BigQuery ML Standard Scaler "failed to calculate mean"
Trying to build a logistic regression using BigQuery ML, I get the following error:
Failed to calculate mean since the entries in corresponding column ‘x’ are all NULLs.
Here’s a reproducible query – make sure to change your dataset name:
CREATE MODEL `samples.TEST_MODELS_001` TRANSFORM ( flag, split_col, ML.standard_scaler(SAFE_CAST(x as FLOAT64)) OVER() as x ) OPTIONS ( MODEL_TYPE='LOGISTIC_REG', AUTO_CLASS_WEIGHTS=TRUE, INPUT_LABEL_COLS=['flag'], EARLY_STOP=true, DATA_SPLIT_METHOD='CUSTOM', DATA_SPLIT_COL='split_col', L2_REG = 0.3) AS SELECT * ,train_test_split = 0 as split_col FROM ( select 0 as train_test_split, 1 as flag, "" as x union all select 0, 0, "0" union all select 0, 1, "1" union all select 1, 1, "" union all select 1, 0, "" union all select 1, 1, "1" )
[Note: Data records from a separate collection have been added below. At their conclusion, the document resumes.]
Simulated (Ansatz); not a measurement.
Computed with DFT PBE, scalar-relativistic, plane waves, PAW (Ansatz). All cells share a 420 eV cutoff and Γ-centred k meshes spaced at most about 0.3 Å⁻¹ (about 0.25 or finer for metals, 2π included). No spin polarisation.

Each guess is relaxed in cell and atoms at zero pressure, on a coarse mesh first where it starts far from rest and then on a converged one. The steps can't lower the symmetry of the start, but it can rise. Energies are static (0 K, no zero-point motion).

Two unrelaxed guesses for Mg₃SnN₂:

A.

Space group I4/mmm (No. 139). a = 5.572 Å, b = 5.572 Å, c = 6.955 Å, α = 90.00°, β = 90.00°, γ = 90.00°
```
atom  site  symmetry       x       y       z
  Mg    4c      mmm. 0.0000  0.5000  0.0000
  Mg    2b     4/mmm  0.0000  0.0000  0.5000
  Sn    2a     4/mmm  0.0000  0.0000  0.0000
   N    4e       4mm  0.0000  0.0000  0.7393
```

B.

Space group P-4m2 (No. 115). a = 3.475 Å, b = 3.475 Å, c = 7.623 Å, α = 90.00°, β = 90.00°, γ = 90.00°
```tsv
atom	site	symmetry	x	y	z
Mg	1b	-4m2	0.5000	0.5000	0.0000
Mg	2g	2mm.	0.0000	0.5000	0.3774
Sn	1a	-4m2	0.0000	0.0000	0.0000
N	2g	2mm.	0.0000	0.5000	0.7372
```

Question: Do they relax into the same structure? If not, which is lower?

The problem seems to be related to scaling because if I use
ML.MIN_MAX_SCALER instead of
ML.STANDARD_SCALER it works as expected. Not sure why this is happening as clearly not all values of
NULLs inside the train-test split groups.
I’m wondering if this actually a bug or if I’m doing something wrong here.